Walking through a cemetery in the rain, radical attention and the peace in prayer
Hello,
I usually squeeze in a letter during a week day lunch hour but this week was too busy even for that. Work, life admin, trying to stay afloat as things start to feel endlessly the same, each day merging into another, unfair resentments flaring up when you least expect them, when you are least able to deal with them has left me with no time to write. We are almost halfway through lockdown 2. I’m trying not to think of what awaits us on the other side of it. My cautious optimism has given way to sullen denial. I don’t have much to say on this but would like to acknowledge my fear, frustration and anger.

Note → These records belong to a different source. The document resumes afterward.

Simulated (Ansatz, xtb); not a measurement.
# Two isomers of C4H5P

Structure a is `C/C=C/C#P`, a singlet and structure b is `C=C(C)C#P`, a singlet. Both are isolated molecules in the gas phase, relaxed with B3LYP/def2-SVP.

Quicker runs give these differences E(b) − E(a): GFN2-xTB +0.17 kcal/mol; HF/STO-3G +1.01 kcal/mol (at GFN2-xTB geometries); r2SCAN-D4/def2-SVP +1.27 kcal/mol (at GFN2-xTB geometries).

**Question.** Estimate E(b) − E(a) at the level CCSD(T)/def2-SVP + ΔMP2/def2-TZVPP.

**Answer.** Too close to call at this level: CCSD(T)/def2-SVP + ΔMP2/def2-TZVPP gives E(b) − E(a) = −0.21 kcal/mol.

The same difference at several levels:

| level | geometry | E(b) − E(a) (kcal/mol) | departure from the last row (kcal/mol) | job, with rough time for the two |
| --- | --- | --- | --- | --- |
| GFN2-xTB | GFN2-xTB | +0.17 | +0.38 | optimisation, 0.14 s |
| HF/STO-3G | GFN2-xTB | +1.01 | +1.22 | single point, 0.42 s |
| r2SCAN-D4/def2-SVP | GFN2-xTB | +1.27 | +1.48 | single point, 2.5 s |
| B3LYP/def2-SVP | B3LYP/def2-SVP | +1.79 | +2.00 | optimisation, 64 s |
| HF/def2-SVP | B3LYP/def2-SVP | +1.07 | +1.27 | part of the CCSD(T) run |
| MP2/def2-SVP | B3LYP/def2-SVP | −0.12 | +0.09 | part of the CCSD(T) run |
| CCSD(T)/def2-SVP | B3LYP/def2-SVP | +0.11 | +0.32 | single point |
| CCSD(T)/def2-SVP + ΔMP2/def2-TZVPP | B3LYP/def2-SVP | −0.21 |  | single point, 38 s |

Yesterday I left the house for the first time in days. And only because I was promised a couple of hours with a friend. The breeze and the cold air felt lovely on my skin and the rain brought out my favourite smell: wet soil. Lockdown rules mean we aren’t allowed in each other’s homes nor able to sit down in a cafe or a restaurant (which are only open for takeaway). The cemetery was a midway point between our homes. We met at the centre, near a domed structure and walked for 2 hours. We opened and closed our umbrellas in unison as the weather turned. We talked about life, and how we sometimes tend to focus on the negative. We shared our fears, assuaging them for each other and reflected on the extra dimension our faith adds to our lives.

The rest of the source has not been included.